"As you enter our house and go down a hallway, you’re immediately in our kitchen, which opens into our living room. The table is one of the first things you see. It sort of defines the center of how we live because we’re always at that table. We eat on it every single day. Anyone who comes in and sits at it, looks down and smiles because they see a funny little face staring up at them. I’ve really come to appreciate it."This is an absolutely lovely passage, and I appreciate that Ms. Singer, with what must be her vast knowledge and access to treasures of such distinction in her profession would choose an object of supposedly ordinary, daily family significance as one of her most priceless possessions.

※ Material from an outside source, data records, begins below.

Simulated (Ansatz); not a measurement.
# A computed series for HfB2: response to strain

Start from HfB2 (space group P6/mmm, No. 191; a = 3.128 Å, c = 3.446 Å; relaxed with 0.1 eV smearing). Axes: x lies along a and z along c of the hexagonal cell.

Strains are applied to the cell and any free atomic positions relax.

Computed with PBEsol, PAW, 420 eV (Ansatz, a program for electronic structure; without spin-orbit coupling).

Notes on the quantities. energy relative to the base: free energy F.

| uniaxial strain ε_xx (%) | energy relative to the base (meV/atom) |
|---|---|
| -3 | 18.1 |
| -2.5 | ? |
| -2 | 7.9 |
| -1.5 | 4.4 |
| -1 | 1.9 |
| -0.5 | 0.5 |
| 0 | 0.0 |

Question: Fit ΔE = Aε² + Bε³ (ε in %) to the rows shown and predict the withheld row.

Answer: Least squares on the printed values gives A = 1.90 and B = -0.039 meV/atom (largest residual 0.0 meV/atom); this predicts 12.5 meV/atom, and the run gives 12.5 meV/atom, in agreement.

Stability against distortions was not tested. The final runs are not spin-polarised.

Last summer, our family was in New York for a little over a week, house-sitting for friends who live on West 23rd Street, just two short blocks west of the Chelsea Hotel. Each day I found myself strolling past this hotel with my two young sons in tow. At night, I sat curled on the living room couch devouring stories of the legends of the Chelsea Hotel from a book by the same title on the shelves of our friends. It occurred to me that in this concrete jungle that is especially Chelsea, this hotel emerges from the earth and its surroundings like a tree, with years of growth and witness to everything both inside and out, broadly spreading into the sky, yet breathing in both the earth and the air around it, through its ironed balconies. There is a book we love by Tara Publishers in India called One, Two, Tree! that is at its core a counting book, and through its simple and colorful line drawings shows the tree growing with numbers of creatures one by one. A sort of Noah's ark of nature. This is how the Chelsea Hotel seems to me, drawing in such a vast array of individuals and families like Sally Singer's, whose children must run through the long corridors like squirrels on their branches. Mr. O'Neill and Ms. Singer have chosen to build their nest at the Chelsea, which has to be at times both hospitable and inhospitable to a growing family. And this is to me the beauty of it all.
There is an architectural concept of building a structure like a tree, paying attention to light and shadow, shelter and sustainability (and other important elements, of course), but I believe that this is actually a very organic metaphor without even trying. A building becomes a tree over time by its very existence through the people who live within it, regardless of its original intent. In other words, it is what inhabits a thing that makes it unique and dynamic. Perhaps three young children sitting year after year at their favored spots around a treasured kitchen table exemplifies this in the most profound and harmonious way.